Kissing Frogs

Kissing Frogs

Friday, 23 August 2013

Mr Flashwipe



Location: Trendy bar
Duration: 1 hour 30 minutes
Drinks: 1 ½ drinks
Compatibility: 0/10

This was my second attempt at internet dating not long ago – I tried a site that my friend recommended as she had just met her boyfriend on there. I had finished with Mr Married and was determined to give my love life a fighting chance.
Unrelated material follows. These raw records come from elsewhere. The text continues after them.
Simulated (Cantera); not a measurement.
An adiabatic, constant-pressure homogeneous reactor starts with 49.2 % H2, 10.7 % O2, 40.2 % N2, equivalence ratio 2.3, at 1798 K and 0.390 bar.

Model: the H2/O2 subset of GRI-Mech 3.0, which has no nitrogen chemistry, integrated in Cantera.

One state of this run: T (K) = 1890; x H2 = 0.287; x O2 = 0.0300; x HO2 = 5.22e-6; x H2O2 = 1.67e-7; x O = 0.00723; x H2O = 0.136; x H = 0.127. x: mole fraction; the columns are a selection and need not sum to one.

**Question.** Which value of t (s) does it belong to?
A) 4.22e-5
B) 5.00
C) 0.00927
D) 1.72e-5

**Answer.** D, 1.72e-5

I arranged to meet Brad outside a station in London after work one Friday. As I emerged from the station expecting to see a vision suited and booted loveliness (I’m a sucker for a man in a suit…) Unfortunately, Brad didn’t get this memo and was lounging against the railings in baggy jeans and a multi-coloured beanie (oh I’m so pleased I made an effort for you). I internally chided myself for being so shallow (and figured dress sense is something that can always be changed further down the line…) and proceeded to follow him to the bar we were heading towards(cobblestone and stilettoes are not friends….I didn’t catch a lot of what he was saying as I was desperately attempting to stay upright!). I was surprisingly pleased with the choice of bar (mental note to come here again with the girls) and we decided to share a bottle of wine. I started the conversation with a fairly innocuous ‘So, how are you finding this whole online dating malarkey then?’…’to be honest, I’m a serial dater…I find this is a great way to meet a lot of girls’ (ummm…..and that’s your opener?!) Composing myself ‘I see, so you must have racked up a couple of funny stories then?’ (I’m thinking stuff like food fail, no show, looked like a troll etc). ‘Well yeah actually, there was this time where I was on a first date and we decided to go back to hers. I ended up shagging her and staying over’ (hang on, did he just tell me that 10 minutes into our date? Don’t quite know what the correct response to that is) I went with ‘okaaay’. So Brad proceeded, ‘halfway through the night, I really needed a sh*t’ (shut the f*cking door – is this guy for real??!!) and I tried to weigh up whether I could hold it until the morning. I really couldn’t, so I climbed over this bird trying not to wake her and went to the bathroom. (am I on candid camera here??) So, I did my business and looked around for toilet paper, but she was all out. The only thing I could find was Flashwipes….my @rsehole stung for a week afterwards’. I literally could not believe that I was on the receiving end of this story. Great tale for a night down the pub with the lads, not so great to tell a date within the first 30 minutes of meeting…..If that wasn’t bad enough, he then proceeded to tell me about a time he couldn’t get it up because he’d done too many drugs and how he likes to go clubbing starting on a Sunday morning and coming home on a Tuesday evening…
I have never actually ever before cut a date short by telling them to their face there wasn’t a future, however this time I had to. This story has brought many of friends to their knees with laughter….thanks guys, it looks like the laughs are on me again!